The UN IPCC (United Nations Intergovernmental Panel on Climate Change) report[i] published in 2018 said the world has 12 years to halve greenhouse gas emissions to have any chance of limiting global warming to 1.5 degrees (to be clear, this is action on a scale the world has never seen before, similar to a ‘Marshall Plan’ in every country).
However, the report has increasingly been criticised as a conservative compromise, and respected scientists are breaking ranks to issue serious warnings that we actually need to act much more quickly[ii].
We also face:
that 60% of animal life and over 70% of insects have been killed or disappeared in the past 40 years[iii]
that climate scientists are openly talking about being terrified[iv]
that the effects of climate change are happening more quickly and more seriously than was predicted[v]
that current commitments by governments to reduce emissions put us on course for a ‘catastrophic’ 3 degrees of global warming
that UK soil will be able to produce crops for a maximum of 30 more years in its current condition[vi]
that human extinction (or near extinction) is an actual possibility in our children’s lifetime[vii]
that we are in the midst of our final chance to divert from environmental collapse, without causing massive human suffering
and sadly more…
It is important to face this shocking information as boldly as we can. Without facing this, we have little hope of responding adequately.
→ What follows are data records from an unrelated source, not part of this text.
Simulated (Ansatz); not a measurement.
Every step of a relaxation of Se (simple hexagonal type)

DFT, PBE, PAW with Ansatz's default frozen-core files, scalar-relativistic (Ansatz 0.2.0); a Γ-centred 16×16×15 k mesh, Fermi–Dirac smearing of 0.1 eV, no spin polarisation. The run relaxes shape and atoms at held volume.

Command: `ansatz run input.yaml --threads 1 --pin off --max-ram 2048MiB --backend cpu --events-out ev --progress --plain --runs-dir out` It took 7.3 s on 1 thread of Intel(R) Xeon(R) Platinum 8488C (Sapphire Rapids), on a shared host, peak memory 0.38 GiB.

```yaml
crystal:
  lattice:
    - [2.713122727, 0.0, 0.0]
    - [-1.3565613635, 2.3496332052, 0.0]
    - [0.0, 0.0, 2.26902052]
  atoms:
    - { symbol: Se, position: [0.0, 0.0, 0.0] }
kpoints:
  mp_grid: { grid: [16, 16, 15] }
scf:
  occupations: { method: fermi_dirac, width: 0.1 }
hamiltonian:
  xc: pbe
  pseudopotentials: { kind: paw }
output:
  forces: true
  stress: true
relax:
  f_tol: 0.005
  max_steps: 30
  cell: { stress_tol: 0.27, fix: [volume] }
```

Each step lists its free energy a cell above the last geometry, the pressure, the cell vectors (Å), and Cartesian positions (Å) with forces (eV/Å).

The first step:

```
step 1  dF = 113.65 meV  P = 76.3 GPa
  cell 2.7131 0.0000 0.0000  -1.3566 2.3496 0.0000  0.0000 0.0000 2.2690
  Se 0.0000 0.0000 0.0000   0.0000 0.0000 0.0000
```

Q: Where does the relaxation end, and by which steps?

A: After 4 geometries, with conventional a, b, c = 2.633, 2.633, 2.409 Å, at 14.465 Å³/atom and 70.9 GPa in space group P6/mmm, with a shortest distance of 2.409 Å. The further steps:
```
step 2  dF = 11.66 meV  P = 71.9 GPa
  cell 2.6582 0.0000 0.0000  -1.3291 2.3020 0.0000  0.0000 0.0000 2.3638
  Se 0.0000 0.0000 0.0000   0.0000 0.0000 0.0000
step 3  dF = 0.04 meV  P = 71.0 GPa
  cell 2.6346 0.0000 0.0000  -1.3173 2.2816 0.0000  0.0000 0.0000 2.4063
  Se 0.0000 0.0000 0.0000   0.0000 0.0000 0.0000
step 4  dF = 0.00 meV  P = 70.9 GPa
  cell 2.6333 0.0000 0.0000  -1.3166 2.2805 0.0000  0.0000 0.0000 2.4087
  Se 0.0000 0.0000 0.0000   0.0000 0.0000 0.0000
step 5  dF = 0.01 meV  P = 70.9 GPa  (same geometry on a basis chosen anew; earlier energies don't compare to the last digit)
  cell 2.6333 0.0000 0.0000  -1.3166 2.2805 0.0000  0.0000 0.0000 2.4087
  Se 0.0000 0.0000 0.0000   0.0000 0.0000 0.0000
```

Society still ‘asleep’ to climate emergency
In 2018 there was clear evidence of the effects of climate change around the world, which broke through into people’s consciousness in a new way. Despite this, the extent of the crisis is barely reflected in the media, the Government response, or in our daily experience. Our Western lives keep us busy, entertained, distracted, exhausted, numb and ‘asleep’ to the reality that is approaching. There is a sense that we are sleepwalking towards disaster. Many positive efforts have been made — but we have very nearly run out of time
There are hundreds and hundreds of amazing, positive, innovative ideas and projects that address the environmental crises, and most of them move us forward as humans too, we have so many of the answers we need; but we don’t have the necessary political will, and we have very nearly run out of time.
There have been fantastic efforts to ‘transition’ us out of global dependence on fossil fuels, to work towards a peaceful and empowering switch to clean, green energy — much has been achieved and will make a difference.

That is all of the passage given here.